Leaders of a sector that brings some of the scarcest hard currency are warning that new tax measures could force companies to shrink operations, lay off workers or shut down, opening a fresh fault line between tax authorities and one of the country’s principal foreign-exchange earners.

The Ethiopian Pulses, Oilseeds & Spices Processors & Exporters Association (EPOSEA), which represents more than 500 companies along the oilseed and pulse value chain, claim that recent tax measures, including a minimum alternative tax and a quarterly advance tax, have imposed a "disproportionate tax burden" on its members. The revised regime, the Association's leaders argue, requires firms to pay even when profits are reported, draining cash from companies already short of it.

Regulators from the ministries of Trade & Regional Integration (MoTRI) and the Revenues (MoR) reviewed research the Association had commissioned. It was presented last week at the Inter Luxury Hotel, on Marshal Tito Road, where exporters and importers made their misgivings of the amended tax law public. Simeneh Bessie (PhD), the acting general manager, characterised the reservation as a sector-specific test of the government's wider tax-reform agenda.

Officials of the Trade Ministry have already conceded that the 2.5pc levy is poised to cut export revenue and pile severe pressure on the sector.

The room captured that tension. According to exporters, operating under the laws would be difficult unless relief was granted. Federal officials acknowledged the pressure but resisted carving out exemptions, arguing that firms unable to turn a profit should reconsider whether to remain in business.

The Association's findings sharpened its leaders' case, revealing that the fall bore heavily on producers, processors and businesses in a sector defined by volatile prices and narrow margins. The survey of members found that 87.1pc were wrestling with a severe liquidity crisis and 84.2pc reported shrinking margins. The operational fallout could be abrupt, with 31.6pc of respondents disclosing plans to shut down. While 31.6pc expected to raise prices, 21.1pc seek alternative funding, and 15.8pc intend to cut their workforce.


For exporters who lean on bank credit and seasonal buying, the Association argued, the measures pull cash out when it is most needed.

Pulses and oilseeds rank among Ethiopia's largest foreign-exchange earners after coffee, underpinning the balance of payments and the livelihoods of smallholder farmers and rural workers, with shipments going to China, the United States, Saudi Arabia and Germany. Industry representatives warned the tax changes could blunt competitiveness in those markets and soften demand for crops at the farm gate.

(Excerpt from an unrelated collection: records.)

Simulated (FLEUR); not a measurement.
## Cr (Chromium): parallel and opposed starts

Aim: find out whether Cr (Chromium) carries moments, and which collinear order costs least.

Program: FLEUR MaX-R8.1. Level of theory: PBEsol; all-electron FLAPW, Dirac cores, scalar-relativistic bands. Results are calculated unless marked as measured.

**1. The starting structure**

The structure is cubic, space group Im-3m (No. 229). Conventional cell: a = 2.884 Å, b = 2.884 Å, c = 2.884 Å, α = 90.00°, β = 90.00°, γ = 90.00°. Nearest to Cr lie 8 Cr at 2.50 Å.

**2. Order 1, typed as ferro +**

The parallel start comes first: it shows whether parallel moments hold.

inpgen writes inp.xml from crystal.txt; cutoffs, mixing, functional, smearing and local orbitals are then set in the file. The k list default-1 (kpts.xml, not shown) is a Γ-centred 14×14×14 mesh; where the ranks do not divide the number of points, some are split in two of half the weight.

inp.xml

According to Hayder Kemal, the Association's board member, the alternative tax and the demand for quarterly advance tax equal to 25pc of annual obligations create "significant challenges" for exporters working with long capital cycles. They pay for purchases, storage, processing, transport and shipment before any payment arrives from foreign buyers.

"Demanding a quarter of the tax up front, before profits are realised, leaves less for daily operations and limits the crop exporters can buy from smallholders," he told Fortune. "It also deepens reliance on bank loans, raises financing costs and squeezes smaller firms, threatening lower volumes and weaker foreign-exchange earnings."


The wider trade figures set the backdrop. Ethiopia set an export target of 9.4 billion Br for the budget year, a target federal trade officials claim exceeded by 115pc in the first eight months. They disclosed that over 11 months, 1,488tn pulse, oil seed and spices of commodities were exported, with agricultural exports bringing 2.45 billion Br, manufacturing 333.1 million Br and mineral resources 3.6 billion Br.

Exporters translated the policy into plainer terms, arguing that the burden lands hardest on low-margin firms that may owe tax even when they earn little or nothing. The mechanism collides with the government's own export-promotion goals, draining working capital before shipments clear, forcing companies to borrow more, delaying purchases, or passing costs down the chain. Slower growth, several warned, would make it harder to maintain relationships with foreign buyers.


An exporter put a face to the grievance. He stated that oilseed and pulse shipments performed well last year, but business has slowed this year due to market conditions.

"Under the present system, an exporter who earned strong returns is now forced into high monthly payments based on that past performance, even if the current year closes with only a shrinking profit," he said.

He called the approach "neither fair nor appropriate" for a sector that brings in foreign currency. Another exporter pointed to price swings driven by seasonality, weather and market structure, noting that domestic prices often top international levels, a persistent mismatch that erodes competitiveness. Because transactions are traceable through the Trade Ministry, the Customs Commission and the Ethiopian Commodity Exchange (ECX), he urged the government to verify volumes and values without leaning on turnover-based charges, and he urged authorities to drop the alternative tax and quarterly collections.

Officials from the Ministry of Revenues were unmoved. According to Elias Hailemeskel, manager of the Ministry's Tax Operation Department, it would be hard to classify individual sectors and tailor rules for each, and disputed the claim that the laws force loss-making firms to pay.

"We didn't say a business in losses should pay tax," he said. "A company claiming losses must justify them. If a firm runs at a continuous loss, how can it survive? If they can't operate, why do they even take out a business license?"

He stated that anyone selling goods worth 100 Br should remember that 30 Br belongs to the state, and salaried employees are the only taxpayers who pay properly.


"Because they pay their taxes properly, they live right at the break-even point," said Elias.

Those representing the Trade Ministry took the exporters' side. Bekele Ketema, chief executive of Export Trade Marketing under the Ministry, stated the new taxes could lower export revenue, push legitimate firms out and feed contraband networks.

The Association's leaders used the workshop to press for audit-based taxation built on the sector's traceability, a stronger national audit board and taxes set on verified profit-and-loss statements rather than turnover. It sought preferential treatment for compliant payers, sector-specific subsidies, tax credits and export support, a reform of minimum export prices aligned to world markets, and a review of the advance tax payment and the alternative tax.

However, Elias dismissed the study and its prescriptions as "underdeveloped," arguing that treating oilseeds and pulses as a distinct sector would be difficult, though export measures might be examined more broadly with better evidence.

Kamal Mohammed, private-sector coordinator at the Agricultural Transformation Institute (ATI), also urged the Association to show more precisely how the tax bites, and to treat tax not as an adversary but as a standard cost of doing business.